Is Geothermal heating and cooling worth it?

Starting at depths of  between 6 and 10 metres, the temperature of the earth is no longer influenced by variations in surface temperature, and stays relatively constant at around 8 to 10 C. So the underlying principle of geothermal heating and cooling is to use that consistent interior earth temperature to balance our wildly varying Canadian surface temperatures.

With the use of heat pumps, geothermal heating and cooling systems extract heat energy and transfer it into buildings, saving you approximately 50 to 60% on heating and cooling costs, depending on the fuel to which you are comparing.

In summer months, geothermal cooling functions in a similar way to standard air conditioning, only heat is not simply ejected into the outside air, but rather deposited deep in the ground for future use. The result is guilt-free air conditioning because you are actually using the heat extracted in summer months to warm the earth deep below, heat which will increase the efficiency of your system in winter months.

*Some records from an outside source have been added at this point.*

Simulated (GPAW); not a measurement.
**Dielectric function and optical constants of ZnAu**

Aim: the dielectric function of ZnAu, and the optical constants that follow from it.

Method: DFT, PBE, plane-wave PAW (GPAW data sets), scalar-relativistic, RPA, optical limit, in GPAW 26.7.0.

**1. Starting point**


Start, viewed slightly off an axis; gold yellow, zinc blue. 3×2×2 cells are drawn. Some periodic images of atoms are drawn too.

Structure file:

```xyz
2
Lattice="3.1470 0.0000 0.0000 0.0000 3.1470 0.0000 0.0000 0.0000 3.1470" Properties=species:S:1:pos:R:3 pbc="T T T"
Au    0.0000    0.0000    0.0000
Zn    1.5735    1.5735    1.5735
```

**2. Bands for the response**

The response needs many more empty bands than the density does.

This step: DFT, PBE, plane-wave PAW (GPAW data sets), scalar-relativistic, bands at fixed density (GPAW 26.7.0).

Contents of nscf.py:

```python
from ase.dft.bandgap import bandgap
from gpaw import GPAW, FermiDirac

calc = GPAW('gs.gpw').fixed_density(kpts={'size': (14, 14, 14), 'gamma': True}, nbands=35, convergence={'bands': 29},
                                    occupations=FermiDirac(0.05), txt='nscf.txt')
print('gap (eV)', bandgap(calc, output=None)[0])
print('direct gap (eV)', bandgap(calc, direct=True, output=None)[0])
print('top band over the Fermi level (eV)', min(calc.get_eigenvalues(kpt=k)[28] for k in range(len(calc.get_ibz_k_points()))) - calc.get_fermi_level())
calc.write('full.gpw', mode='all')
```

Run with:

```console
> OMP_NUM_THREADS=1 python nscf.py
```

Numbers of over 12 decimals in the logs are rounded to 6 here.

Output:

Three most common systems for residential use:

Vertical closed-loop systems have a sealed U-shaped pipe of high density polyethylene that carries a heat transfer fluid (usually a water / methanol mix) in a continuously circulating loop allowing an exchange of heat by conduction. As the liquid returns to the surface, either heated or cooled depending on the season, the new temperature is used to condition your home. Required depth for this system is generally 300 feet or more, and you pay for it by the foot…through the nose, but by the foot.

Horizontal closed-loop systems function in the same manner as vertical systems, except that pipes are run back and forth 6 to 10 feet underground. Installation involves excavating trenches (at least 300 feet of them), rather than digging a well.

Horizontal systems can be cheaper to install but require a significant amount of space, and it does some pretty intense damage to any ecosystems that lay in its intended path. For a given length of pipe, horizontal loop systems are a bit less efficient than vertical loop systems, as they can be more easily affected by surface temperatures.

Open-loop systems use ground water pumped directly from a supply well (75 to 100 feet deep) in order to draw and inject heat. Water is pumped out of the first well, and after the heat exchange is carried out, it gets injected into the second well.

Open-loop systems have a very high thermal efficiency and installation can be up to 50% less expensive than vertical closed loop systems. However, conditions necessary for the proper function of these systems are rarely found in urban areas, as they require an abundant source of ground water.

So is geothermal heating cost effective?

In our opinion, no, not with residential housing. No geothermal system is cheap to install, and because it offers only a reduction in consumption, the return on investment is really only viable for larger buildings. For this reason geothermal is more suited to commercial or multi-unit residential projects of substantial size.

A home would have to be quite large, and somewhat poorly insulated to actually make it pay for itself in a reasonable time frame. So that great an investment in generating heat could offer much greater returns, both ecologically and financially, if put towards heat retention instead.

A geothermal system for an averaged size home (2000 sq. ft.) would cost you approximately $25,000 to install, in exchange for a monthly saving of about 50% on your heating bill. So payback for the average single family home is simply too far away to make this a financially competitive option with all but the most enormous and poorly performing houses.

That same investment of $25,000 (or perhaps less) in a better thermal envelope can reduce your heating bills easily by 80 or 90%, possibly even eliminate them all together. Geothermal energy is an excellent global technology, but for single family homes you will get far more bang for your buck if you put that money into insulation instead.